Data Center Meltdown

Last week, the host that I’ve been using for our production server (ServerBeach) had a catastrophic failure that brought down their entire data center. Apparently, a power failure in Virginia caused the host to switch to battery backup. Battery backup powers the servers and networking equipment, but NOT the air conditioners. Then the switch to connect the data center to the backup generators failed to function. As the system ran without air conditioning, temperatures in the data center soared, quickly reaching the point where there was a danger of hardware failure.


The ServerBeach team reacted quickly and did the only responsible thing in the circumstances: they shut down the data center. Their version of events are here
The timing from Uzanto’s perspective could not have been worse: we were in the middle of a critical exercise with a very important client. It was incredibly important for us that it go off without a hitch. This was a hitch, a big embarrassing one. As the message boards on ServerBeach filled up with angry complaints and accusations, and the (thankfully understanding) phone calls from the client came in, I made cell phone calls to our Indian dev team and woke them up.
In a 2 AM (IST) Skype conference call, we decided to
a)Immediately prep our test server with the production quality code, in the event that the data center did not come back online.
b)monitor serverbeach closely and get the system up again the second the data center went back up, and
c)pull the trigger on a high-end managed host to minimize the risk of data center failures in the future.
d)look into architectures that can survive a data center failure (I’m especially interested in using DNS for this: I’ll blog about this in the coming weeks)
Once external power was restored, it took ServerBeach a few hours to restart their data center. Then a second power failure caused the exact same thing to happen again! Thankfully, the recovery period was shorter the second time around, but it was still a couple of hours before network speed was back to normal. We were lucky and our server recovered quickly from the second outage, but some poor bastards didn’t get their servers online until days afterwards.
I don’t blame ServerBeach for the outage: they don’t bill themselves as being a top-of-the line hosting company, but as the best cheap dedicated hosting provider. Their post-mortum of the outage is here.
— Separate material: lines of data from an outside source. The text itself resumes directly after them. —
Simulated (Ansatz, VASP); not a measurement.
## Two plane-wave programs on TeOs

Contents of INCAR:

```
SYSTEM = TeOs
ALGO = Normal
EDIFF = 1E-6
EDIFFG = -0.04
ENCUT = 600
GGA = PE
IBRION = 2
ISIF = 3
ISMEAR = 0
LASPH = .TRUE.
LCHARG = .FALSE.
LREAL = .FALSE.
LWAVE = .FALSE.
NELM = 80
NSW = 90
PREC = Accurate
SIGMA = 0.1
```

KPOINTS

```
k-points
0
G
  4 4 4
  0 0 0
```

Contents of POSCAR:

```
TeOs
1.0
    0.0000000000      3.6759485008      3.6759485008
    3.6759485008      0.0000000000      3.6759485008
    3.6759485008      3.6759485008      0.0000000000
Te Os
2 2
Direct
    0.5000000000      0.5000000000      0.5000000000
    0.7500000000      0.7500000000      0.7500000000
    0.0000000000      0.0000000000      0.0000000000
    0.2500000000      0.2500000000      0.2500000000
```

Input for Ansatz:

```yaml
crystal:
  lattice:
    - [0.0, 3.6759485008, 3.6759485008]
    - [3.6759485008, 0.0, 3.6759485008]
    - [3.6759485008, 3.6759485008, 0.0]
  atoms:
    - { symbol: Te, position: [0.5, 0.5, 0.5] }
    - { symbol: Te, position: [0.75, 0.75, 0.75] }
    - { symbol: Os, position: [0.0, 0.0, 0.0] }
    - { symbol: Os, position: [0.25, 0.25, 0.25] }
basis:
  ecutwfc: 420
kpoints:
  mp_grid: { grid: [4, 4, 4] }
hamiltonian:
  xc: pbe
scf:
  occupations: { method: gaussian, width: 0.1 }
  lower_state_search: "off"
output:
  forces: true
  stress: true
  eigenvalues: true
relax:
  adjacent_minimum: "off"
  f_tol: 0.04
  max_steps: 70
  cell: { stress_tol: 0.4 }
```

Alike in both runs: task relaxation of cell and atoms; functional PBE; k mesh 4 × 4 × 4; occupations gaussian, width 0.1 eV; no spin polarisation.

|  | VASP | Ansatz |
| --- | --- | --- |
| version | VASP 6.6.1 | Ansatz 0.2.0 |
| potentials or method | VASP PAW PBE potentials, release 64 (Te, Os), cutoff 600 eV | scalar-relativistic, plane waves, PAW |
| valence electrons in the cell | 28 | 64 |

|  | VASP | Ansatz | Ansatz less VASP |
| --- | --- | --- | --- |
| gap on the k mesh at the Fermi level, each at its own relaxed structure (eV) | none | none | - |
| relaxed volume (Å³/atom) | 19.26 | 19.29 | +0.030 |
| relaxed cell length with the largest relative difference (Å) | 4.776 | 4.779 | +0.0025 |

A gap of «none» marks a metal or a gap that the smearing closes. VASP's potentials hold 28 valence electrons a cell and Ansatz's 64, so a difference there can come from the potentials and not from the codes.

But it seems clear to me that a higher-end host would have been (I hope!) more likely to have tested the switch that connects the generator to the data center. The data center failure made me look like an amateur to my client, something that is acceptable in a free service but is completely unacceptable in the context of providing a b2b service to an enterprise client.
I’ve already switched to a host that I’m much happier with. For now I’m keeping my ServerBeach machine: as we grow Project X, we’ve quickly found the need for a demo server that we can show our latest code to clients with. The moral of the story: don’t be cheap: in business, you usually get what you pay for.